I'm trying to implement a simple lexer and parser using flex-bison.
All I wanted is parse these :
Just a sequence separated with comma, may or may not contain space. So here is my grammar :
KEY_SET : KEY
{
printf("keyset 1");
}
| KEY COMMA KEY_SET
{
printf("keyset 2");
};
Declared KEY
, COMMA
as token
.//%token
But it gives me Syntax Error, whenever I press enter or any whitespace.
So I even declared IGNORE [ \t\n]
in flex.
And in parser I added a new rule :
IGNORE_BLOCK : IGNORE
{
printf("\n...ignoring...\n")
};
But this doesn't even come to play.
It keeps me giving Syntax Error.
How can I resolve this ?
Lexer :
%{
#include "y.tab.h"
%}
%option noyywrap
COMMA [,]
KEY [[:alpha:][:alnum:]*]
IGNORE [ \t\n]
%%
{COMMA} {return COMMA;}
{KEY} {return KEY;}
{IGNORE} {return IGNORE;}
. {printf("Exiting...\n");exit(0);}
%%
Parser :
%{
#include<stdio.h>
void yyerror (char const *s);
int yywrap();
//int extern yylex();
%}
%token COMMA
%token KEY
%token IGNORE
%%
KEY_SET : KEY
{
printf("keyset 1");
}
| KEY COMMA KEY_SET
{
printf("keyset 2");
};
IGNORE_BLOCK : IGNORE
{
printf("\n...ignoring...\n")
};
%%
int main(int argc, char **argv)
{
while(1)
{
printf("****************\n");
yyparse();
char ign;
scanf("%c",&ign);
}
return 0;
}
int yywrap()
{
return 1;
}
void yyerror (char const *s) {
fprintf (stderr, "%s\n", s);
}
Command I'm using to build :
flex test.l
bison -dy test.y
gcc lex.yy.c y.tab.c -o test.exe
Your flex file contains a series of rules, each consisting of a pattern and an action. Contrary to popular belief, you do not need to "declare" your patterns before using them.

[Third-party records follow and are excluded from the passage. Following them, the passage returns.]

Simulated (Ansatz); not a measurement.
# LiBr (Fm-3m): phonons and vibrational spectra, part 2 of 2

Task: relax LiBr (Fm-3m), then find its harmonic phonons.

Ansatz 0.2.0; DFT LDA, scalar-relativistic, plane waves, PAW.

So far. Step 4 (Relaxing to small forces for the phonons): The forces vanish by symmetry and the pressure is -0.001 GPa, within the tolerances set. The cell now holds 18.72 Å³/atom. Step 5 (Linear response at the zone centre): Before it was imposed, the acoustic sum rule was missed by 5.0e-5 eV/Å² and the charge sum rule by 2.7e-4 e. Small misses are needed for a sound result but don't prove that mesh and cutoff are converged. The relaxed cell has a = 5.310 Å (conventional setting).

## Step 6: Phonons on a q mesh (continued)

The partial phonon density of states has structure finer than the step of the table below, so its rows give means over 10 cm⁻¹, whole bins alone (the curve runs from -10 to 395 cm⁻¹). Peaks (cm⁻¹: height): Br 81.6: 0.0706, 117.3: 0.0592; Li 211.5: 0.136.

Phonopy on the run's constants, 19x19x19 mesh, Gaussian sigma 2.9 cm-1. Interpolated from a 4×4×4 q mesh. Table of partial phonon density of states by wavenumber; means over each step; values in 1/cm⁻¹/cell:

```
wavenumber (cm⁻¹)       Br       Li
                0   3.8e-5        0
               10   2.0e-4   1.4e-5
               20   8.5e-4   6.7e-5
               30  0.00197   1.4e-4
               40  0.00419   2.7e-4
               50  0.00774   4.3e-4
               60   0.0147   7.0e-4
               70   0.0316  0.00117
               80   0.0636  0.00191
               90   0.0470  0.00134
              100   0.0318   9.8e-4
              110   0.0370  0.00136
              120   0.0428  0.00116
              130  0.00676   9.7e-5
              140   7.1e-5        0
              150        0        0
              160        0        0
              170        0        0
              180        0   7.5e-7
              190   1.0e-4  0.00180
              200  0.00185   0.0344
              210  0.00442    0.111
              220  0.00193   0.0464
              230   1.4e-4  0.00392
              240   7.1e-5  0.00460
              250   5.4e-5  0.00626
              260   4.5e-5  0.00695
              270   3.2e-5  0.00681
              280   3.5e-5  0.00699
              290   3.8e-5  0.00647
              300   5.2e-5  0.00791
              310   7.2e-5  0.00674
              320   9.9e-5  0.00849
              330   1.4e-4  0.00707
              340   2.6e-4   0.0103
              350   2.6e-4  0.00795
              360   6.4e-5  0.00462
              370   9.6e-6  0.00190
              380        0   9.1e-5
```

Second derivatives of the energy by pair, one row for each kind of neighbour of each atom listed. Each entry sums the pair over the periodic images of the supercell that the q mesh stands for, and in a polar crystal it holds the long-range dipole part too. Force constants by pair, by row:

If you want to ignore whitespace in your lexer, you need a rule which does nothing.
You had an error in your key pattern, which I fixed; your pattern would not have accepted keys with more than one letter. Also, it is very bad style to call exit
in your scanner. Let the parser deal with errors.
%{
#include "y.tab.h"
%}
%option noyywrap
%%
/* Removed the COMMA rule. See text below. */
/* "," {return COMMA;} */
/* Compare this pattern with the one you used */
[[:alpha:]][[:alnum:]]* {return KEY;}
/* Recognise and ignore whitespace. */
[[:space:]]+ ; /* Do nothing */
/* Send unrecognised input to the parser. */
. {return *yytext;}
Your parser does not need IGNORE
, which was pointless anyway because the grammar does not produce it. Bison probably warned you about that.
You can simplify your parser in some other ways:
yywrap
is not needed, since your lexer has %option noyywrap
.COMMA
terminal can be written as ','
if you just remove the ","
pattern from the lexer (since the fallback rule
. { return *yytext; }
will work correctly for any single-character literal).For testing, you probably want to parse one line at a time instead of ignoring syntax errors.
I'd also recommend not using the "legacy" flag -y
when you invoke bison; that flag should only be used on old existing yacc grammar files, since it may interfere with modern bison features. Without -y
, bison will write the generated C code to filename.tab.c
and the generated header to filename.tab.h
. If you don't like those names, you can use the -o
flag to specify the name of the generated C code (and the header will have the same name, with the extension changed to .h
).
That might produce something like this:
(Note that I changed KEY_SET
to key_set
because the usual style in grammars is that ALL_CAPS are tokens, while non-terminals are lower-case. I also changed it from right-recursive to left-recursive to avoid a problem you would notice if your production action printed the value of the KEY
token, assuming your lexer had given it a value.)
%{
#include<stdio.h>
void yyerror (char const *s);
int yylex(void);
/* Defined in the flex file */
void set_input(const char* input);
%}
%token KEY
%%
key_set : KEY { printf("keyset 1\n"); }
| key_set ',' KEY { printf("keyset 2\n"); };
%%
int main(int argc, char **argv)
{
char buffer[BUFSIZ];
while (1)
{
printf("****************\n");
char* input = fgets(buffer, sizeof buffer, stdin);
if (buffer == NULL) break;
set_input(input);
yyparse();
}
return 0;
}
void yyerror (char const *s) {
fprintf (stderr, "%s\n", s);
}
%{
#include "parser.tab.h"
%}
%option noinput nounput nodefault yylineno
%option noyywrap
%%
[[:alpha:]][[:alnum:]]* {return KEY;}
[[:space:]]+ ; /* Do nothing */
. {return *yytext;}
%%
static YY_BUFFER_STATE flex_buffer;
void set_input(const char* input) {
yy_delete_buffer(flex_buffer);
flex_buffer = yy_scan_string(input);
}
flex lexer.l
bison -d parser.y
gcc lex.yy.c parser.tab.c -o parser.exe
Your grammar does not allow empty input, but that's fine. For testing purposes, though, you might want to add a test in the loop which reads input lines to only call the parser if the line is not empty.